The much-publicised pensions time bomb will hit banks hard unless they put in the ground work now. Chris Skinner advises that they consider how their future customers will behave before the rug is pulled out from under their feet.

Developed economies are facing huge challenges due to changing demographics with people living longer and having fewer children. The effect is a disproportionate number of retirement groups and fewer people to repopulate the workforce.

So what effect is this going to have on banking and the world’s capital markets? The core business of many banks is dependent upon gaining new business and cross-selling pension and investment products, mortgages, loans and credit cards. In a world where the majority of consumers are retired, this dependency will be starved. Grey consumers are savers rather than borrowers, and prefer low-risk products with guaranteed income.

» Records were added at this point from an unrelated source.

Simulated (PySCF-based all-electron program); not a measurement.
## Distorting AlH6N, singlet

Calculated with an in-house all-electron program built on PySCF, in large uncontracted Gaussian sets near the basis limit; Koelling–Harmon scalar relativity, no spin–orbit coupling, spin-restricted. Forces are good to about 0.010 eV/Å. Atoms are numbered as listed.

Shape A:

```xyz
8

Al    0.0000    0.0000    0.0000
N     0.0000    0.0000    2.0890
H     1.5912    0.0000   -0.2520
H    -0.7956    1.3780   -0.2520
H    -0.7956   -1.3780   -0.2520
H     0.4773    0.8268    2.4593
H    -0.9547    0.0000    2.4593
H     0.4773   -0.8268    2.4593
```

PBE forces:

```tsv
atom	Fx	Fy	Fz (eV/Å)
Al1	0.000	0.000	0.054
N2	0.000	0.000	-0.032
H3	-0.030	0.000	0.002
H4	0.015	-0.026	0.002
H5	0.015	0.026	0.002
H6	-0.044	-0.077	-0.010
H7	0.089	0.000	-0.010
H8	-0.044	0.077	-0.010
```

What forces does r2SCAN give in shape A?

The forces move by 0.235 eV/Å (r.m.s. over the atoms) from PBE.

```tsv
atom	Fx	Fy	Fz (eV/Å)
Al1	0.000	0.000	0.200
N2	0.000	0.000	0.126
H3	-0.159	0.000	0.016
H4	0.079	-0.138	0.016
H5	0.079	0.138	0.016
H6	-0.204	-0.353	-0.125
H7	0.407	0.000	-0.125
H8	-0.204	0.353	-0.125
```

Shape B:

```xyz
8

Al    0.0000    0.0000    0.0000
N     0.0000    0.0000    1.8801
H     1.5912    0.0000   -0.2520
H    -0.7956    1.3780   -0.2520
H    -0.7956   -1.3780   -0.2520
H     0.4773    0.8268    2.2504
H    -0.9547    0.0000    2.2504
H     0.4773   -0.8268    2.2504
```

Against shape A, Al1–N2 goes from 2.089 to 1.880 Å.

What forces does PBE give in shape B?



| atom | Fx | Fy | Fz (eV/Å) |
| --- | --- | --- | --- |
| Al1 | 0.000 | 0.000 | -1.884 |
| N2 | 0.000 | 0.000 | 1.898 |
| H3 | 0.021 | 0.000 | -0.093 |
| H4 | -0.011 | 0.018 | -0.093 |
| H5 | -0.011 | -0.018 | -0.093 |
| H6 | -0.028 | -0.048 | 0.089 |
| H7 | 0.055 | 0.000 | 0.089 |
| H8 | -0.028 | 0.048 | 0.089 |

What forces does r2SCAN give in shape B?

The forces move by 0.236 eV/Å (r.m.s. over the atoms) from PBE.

In the future, customers will not be buying mortgages and loans, but seeking equity release and liquidation of assets. Pensions and funds will be switched to secure investing in bonds. The current “live for today” society of highly geared borrowers will switch to a less volatile world of low-risk transactions. This will starve new investment into equities and pull the rug from under the stable range of financial products we see today – specifically, the credit, loan and mortgage suite of products.

Many bankers feel this well-publicised trend will be a slow shift, to which banks will adapt. However, this view is already beginning to show cracks. Governments are expressing concern over unfunded pension liabilities. Workers are also worried. In May this year, workers shut down Paris in protest over French government plans for pension reforms and if you enter “pension strike” into an internet search engine, you get back similar headlines from the UK, Austria, Germany, Brazil.

The bottom-line is that the ageing society will have a profound effect upon all of us, and banking will be hit heavily. As workers lose more of their wages to fund pension liabilities, they will not be able to afford to place their money into other investment vehicles. Added to which there will be fewer workers anyway.

The result is a world where banks will be unable to feed their hunger for new business and cross-selling. The banks with foresight to survive will be those that innovate services to the grey consumer. These banks will build a comprehensive product for retirement, similar to the all-in-one account being sold today. The next generation account will be one that integrates the pension with guaranteed income bonds, equity release and healthcare.

So far, I have not seen many financial institutions responding to this issue in that manner. The thought is there but the product remains the same.